This article examines some of the issues involved in managing versions and describes an alternative to the default management offered by leiningen that we use at Room Key. It assumes familiarity with Clojure, leiningen and git.
In 2010 Room Key[1] started developing a web service using Clojure 1.2.0 and Leiningen 1.x. By early 2011, we had decided that the version of our artifacts, particularly the primary web site application, needed to be something more flexible than commited text within project.clj. In February, we wrote the first leingingen support code that slurped the version from git and supplied it to the project as it was being evaluated (and it was indeed evaluated back in the Leiningen 1.x days). It wasn't much code -only a couple of dozen lines (and the author was allergic to line lengths beyond about 40 characters). But it introduced a way of thinking that seems very natural and obvious. Since 2011, we have expanded on the original work in several steps and today, in mid-2016 the evolution of that code is lein-v, a leiningen plugin that solves a lot of hairy issues surrounding versions.

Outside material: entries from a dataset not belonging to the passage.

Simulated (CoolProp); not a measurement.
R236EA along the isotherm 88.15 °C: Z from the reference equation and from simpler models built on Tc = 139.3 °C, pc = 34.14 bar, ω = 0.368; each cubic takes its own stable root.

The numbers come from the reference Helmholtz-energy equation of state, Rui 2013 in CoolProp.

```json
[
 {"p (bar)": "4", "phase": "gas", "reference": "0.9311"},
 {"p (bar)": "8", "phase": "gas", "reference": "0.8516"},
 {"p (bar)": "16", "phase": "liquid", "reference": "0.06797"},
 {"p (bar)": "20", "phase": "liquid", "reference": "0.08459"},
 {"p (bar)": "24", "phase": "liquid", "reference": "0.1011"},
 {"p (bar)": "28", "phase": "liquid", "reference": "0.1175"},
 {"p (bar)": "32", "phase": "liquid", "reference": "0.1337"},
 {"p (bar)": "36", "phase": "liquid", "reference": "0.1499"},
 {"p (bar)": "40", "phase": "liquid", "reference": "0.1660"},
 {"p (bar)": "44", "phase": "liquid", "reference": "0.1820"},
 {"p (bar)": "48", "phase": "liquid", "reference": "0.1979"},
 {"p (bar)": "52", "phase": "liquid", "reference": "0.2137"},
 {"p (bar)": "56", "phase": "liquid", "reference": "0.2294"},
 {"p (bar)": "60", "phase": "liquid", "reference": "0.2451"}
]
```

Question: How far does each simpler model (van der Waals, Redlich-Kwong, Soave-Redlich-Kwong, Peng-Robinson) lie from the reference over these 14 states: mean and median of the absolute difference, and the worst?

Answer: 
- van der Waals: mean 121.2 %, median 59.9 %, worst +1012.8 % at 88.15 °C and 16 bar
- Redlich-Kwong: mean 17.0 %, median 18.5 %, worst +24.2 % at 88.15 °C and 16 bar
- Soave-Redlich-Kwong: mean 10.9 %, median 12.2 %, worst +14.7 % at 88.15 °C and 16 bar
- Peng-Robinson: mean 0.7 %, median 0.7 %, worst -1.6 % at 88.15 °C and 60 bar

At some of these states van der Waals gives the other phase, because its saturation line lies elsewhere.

A version identifies software artifacts as they evolve over time. As such, versioning is a critical component of change management.
We find that leiningen's approach of having the version stored in the commited project.clj source requires either ambiguous versions (where many commits share the same version)[2] or unweildy commit practices (changing the version in project.clj on every commit).
We believe:
Lein-v uses git metadata to build a unique, reproducible and meaningful version for every commit. Along the way, it adds useful metadata to your project and artifacts (jar and war files) to tie them back to a specific commit. Consequently, it helps ensure that you never release an irreproduceable artifact.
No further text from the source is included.